When authorities learned about the animal being taken into the bar, it prompted a search for Christensen and the raccoon. The state Health and Human Services department issued a warning about potential rabies exposure.
Christensen was arrested on Sept. 14 on suspicion of giving false information to law enforcement and tampering with evidence and for a Game and Fish violation of unlawfully possessing a furbearer. The raccoon was killed so it could be tested for rabies.
Christensen told the Tribune that her family is “traumatized” by her arrest and the euthanizing of the raccoon. She said their efforts at a good deed were thwarted.
However, Christensen bears responsibility for the situation. The family shouldn’t have picked up the animal, and she shouldn’t have taken it into the bar and then apparently tried to elude authorities.
The law might seem harsh, and it might seem cruel to leave an injured or abandoned animal to its fate, but it’s practical. Wild animals aren’t easily turned into pets. Anyone who has adopted a feral cat knows they have traits that don’t change.
One of the enduring stories about adopting a wild animal is Marjorie Kinnan Rawlings’ “The Yearling” published in 1938. It’s about a boy who adopts an orphaned fawn and raises it. As it grows it poses problems for the struggling farm family because it still has wild instincts.
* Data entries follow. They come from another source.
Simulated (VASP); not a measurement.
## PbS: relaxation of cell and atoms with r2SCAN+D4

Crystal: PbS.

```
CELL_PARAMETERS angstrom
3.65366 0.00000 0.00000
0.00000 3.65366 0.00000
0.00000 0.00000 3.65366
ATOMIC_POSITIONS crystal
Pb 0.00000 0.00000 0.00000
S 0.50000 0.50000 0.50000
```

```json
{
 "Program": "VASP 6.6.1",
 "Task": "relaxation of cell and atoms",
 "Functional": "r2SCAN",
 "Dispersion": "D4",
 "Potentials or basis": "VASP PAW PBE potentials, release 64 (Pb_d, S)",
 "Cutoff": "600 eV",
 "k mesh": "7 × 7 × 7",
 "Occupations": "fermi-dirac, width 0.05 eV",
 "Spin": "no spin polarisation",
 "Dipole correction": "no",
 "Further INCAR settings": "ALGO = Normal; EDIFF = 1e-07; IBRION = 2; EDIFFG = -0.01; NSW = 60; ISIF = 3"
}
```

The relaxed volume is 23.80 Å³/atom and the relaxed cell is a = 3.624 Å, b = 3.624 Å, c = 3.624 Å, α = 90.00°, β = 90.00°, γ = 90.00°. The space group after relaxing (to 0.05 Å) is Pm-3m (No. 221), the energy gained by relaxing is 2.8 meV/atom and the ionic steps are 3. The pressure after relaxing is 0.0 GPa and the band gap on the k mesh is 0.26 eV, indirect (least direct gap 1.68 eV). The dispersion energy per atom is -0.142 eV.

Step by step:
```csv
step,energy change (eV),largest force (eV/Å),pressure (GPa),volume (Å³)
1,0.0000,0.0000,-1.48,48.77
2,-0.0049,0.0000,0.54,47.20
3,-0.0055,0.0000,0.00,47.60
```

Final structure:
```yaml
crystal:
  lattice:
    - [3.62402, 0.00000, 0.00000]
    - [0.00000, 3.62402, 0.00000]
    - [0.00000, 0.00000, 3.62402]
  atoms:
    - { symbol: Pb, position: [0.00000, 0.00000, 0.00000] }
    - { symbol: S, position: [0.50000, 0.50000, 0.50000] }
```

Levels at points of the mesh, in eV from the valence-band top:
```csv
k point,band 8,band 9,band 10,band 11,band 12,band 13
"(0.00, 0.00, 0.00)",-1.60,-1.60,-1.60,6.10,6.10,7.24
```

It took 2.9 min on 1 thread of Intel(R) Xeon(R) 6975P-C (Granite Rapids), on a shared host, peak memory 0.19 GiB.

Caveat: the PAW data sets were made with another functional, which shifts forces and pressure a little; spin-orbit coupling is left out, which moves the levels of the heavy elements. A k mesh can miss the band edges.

Some may feel that state health and wildlife officials overreacted to the raccoon situation. They didn’t. The concerns about rabies, which can be deadly, were legitimate. Officials have a responsibility to the public they could not ignore.
The efforts by Christensen and her family were based on good intentions, but they were misguided. It created problems for a number of agencies. The raccoon saga can serve as a reminder to the public of what to do and not do when encountering wild animals.
Like it or not, the good deed is leaving them alone.